Album Review: Christopher Owens- "Lysandre" - Perfectly Ok































Last July, when Christopher Owens announced that he was leaving Girls, the band that he had formed in 2007 with bassist / producer Chet "Jr" White to pursue a solo career it made me sad. Now that I have heard his debut album Lysandre, I feel even sadder or maybe this numb feeling is just boredom. It's not that the songs on this album are all that bad (Ok, the instrumental Riviera Rock is pretty god awful) it is that they don't grab you by the shirt collar and draw you into their stories. Some songs come close and at times you almost get the sense that you are eavesdropping on Owens intimate feelings but then (at almost every turn) the over sweet production stops that from happening. As you just start to care in Here We Go a kind of insipidly sweet flute blocks you. In New York City you seriously want to stuff a rag in the bell of the sax player. A Broken Heart feels more like Girls and does sweep you up in it's embrace due to a really tender vocal performance by Owens but still, the song would of been better served with a less pristine production. Here We Go Again certainly is a solid song but like most of Lysandre feels ok but not inspired.

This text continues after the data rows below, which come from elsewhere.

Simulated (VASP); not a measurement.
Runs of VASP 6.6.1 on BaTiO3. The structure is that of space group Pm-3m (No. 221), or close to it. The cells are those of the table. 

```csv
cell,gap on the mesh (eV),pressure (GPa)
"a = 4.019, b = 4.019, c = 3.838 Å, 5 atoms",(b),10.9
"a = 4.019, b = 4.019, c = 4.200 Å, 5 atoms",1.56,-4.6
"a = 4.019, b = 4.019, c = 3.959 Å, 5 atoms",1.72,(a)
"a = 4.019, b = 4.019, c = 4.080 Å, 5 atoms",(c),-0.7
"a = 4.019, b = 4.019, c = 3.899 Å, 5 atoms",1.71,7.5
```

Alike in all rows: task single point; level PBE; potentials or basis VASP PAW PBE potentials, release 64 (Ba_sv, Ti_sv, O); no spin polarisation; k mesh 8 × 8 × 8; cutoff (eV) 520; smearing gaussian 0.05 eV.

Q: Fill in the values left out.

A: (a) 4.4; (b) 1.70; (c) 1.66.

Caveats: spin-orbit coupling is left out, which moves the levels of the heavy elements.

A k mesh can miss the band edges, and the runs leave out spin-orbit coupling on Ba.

When I heard Riviera Rock which could be an 80's soundtrack for a Miami Vice episode I almost dropped my diet Coke as my grip lessened and my jaw dropped open. For a split second it became crystal clear to me that Owens was fucking with me, ok not me, but us. YES- it was an audacious bit of self mockery and a statement on the media to purposely put out an album full of so so songs and wait for the Pitchforks of the world to embrace it. To not only embrace it but love it. NOT one of us in the blogosphere would have the balls to say the emperor has no fucking clothes on! My theory only made more sense when I heard "Love is in the Ear of the Listener" that sounds like a song co-written by Jimmy Buffett and Kermit the Frog! Chet White is flashing in my mind. Maybe he is the missing link, maybe he was a sounding board that helped filter out the musical muck or maybe his producing skills would of elevated the material (?).

Everywhere You Knew is pleasant. I am listening to the last song Part of Me and I am crazy now. I have taken a big drink of the funny colored kool-aid. I am starting to like harmonica solos. I feel dirty from the sweet songs that would be a huge hit at most convalescent homes. I am now fighting back, clawing at my CD's desperately wanting to hear the Elliot Smith Figure 8 album or Fear Fun by Father John Misty or Father, Son, Holy Ghost by Girls.